However, Moab, in particular, has recently experienced an explosion of upscale and boutique hotels with restaurants worthy of ‘après bike’ and hike guests. Il Posto Rosso, the farm-to-table haunt at the Radcliffe Hotel, would fit in on Park City’s Historic Main Street. Its menu not only features exquisitely prepared seasonal foods but shares its commitment to Moab Grown Products with a large QR code for diners to learn more about what’s on their plates. Josie Wyatt’s Grill at the posh Hoodoo Moab has raised the bar (and the tab) by delivering great steaks, roasted prime rib and seafood favorites on its stunning outdoor patio.

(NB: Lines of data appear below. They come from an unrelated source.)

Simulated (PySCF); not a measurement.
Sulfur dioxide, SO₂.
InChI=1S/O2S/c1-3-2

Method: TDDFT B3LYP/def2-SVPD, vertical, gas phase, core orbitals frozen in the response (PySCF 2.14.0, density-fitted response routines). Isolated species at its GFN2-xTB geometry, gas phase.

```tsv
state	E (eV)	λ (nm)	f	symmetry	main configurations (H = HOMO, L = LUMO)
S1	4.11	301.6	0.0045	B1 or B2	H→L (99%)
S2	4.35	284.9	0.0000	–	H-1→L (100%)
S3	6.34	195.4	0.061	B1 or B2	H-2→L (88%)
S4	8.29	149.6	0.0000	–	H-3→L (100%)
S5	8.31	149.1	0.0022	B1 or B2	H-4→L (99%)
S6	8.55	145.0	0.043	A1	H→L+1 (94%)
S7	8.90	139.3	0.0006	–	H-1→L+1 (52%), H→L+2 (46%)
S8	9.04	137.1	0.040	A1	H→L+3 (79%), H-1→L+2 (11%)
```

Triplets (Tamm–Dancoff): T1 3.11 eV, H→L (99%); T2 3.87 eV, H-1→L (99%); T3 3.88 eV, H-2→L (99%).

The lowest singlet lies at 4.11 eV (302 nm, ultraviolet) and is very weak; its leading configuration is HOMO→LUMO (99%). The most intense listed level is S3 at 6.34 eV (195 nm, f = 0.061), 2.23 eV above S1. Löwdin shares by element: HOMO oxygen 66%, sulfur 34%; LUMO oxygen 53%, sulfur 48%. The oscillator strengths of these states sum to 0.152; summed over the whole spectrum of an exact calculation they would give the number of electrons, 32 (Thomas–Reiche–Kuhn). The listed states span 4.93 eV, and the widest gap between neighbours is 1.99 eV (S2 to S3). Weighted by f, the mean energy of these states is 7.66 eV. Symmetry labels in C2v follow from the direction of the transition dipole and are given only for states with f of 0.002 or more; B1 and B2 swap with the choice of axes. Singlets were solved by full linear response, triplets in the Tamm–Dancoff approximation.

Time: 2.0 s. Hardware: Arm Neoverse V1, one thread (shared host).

The expanding breadth of its cuisine is also noticeable. Travelers to Moab, famous for its slickrock mountain bike trails or hikes beneath sandstone arches, will be surprised to discover excellent international choices from Sabuku Sushi, Arches Thai and finishing with a cold and refreshing homemade gelato.
These and other Moab restaurants will satisfy gourmands and sports groups, big spenders and budgeters. As the gateway to both Arches and Canyonlands, Moab’s growing dining scene will fuel any adventure.
"First we eat, then we do everything else."
– M.F.K. Fisher, American Food Journalist
Byways and Bites (Bryce & Zion from Escalante to Mt. Carmel)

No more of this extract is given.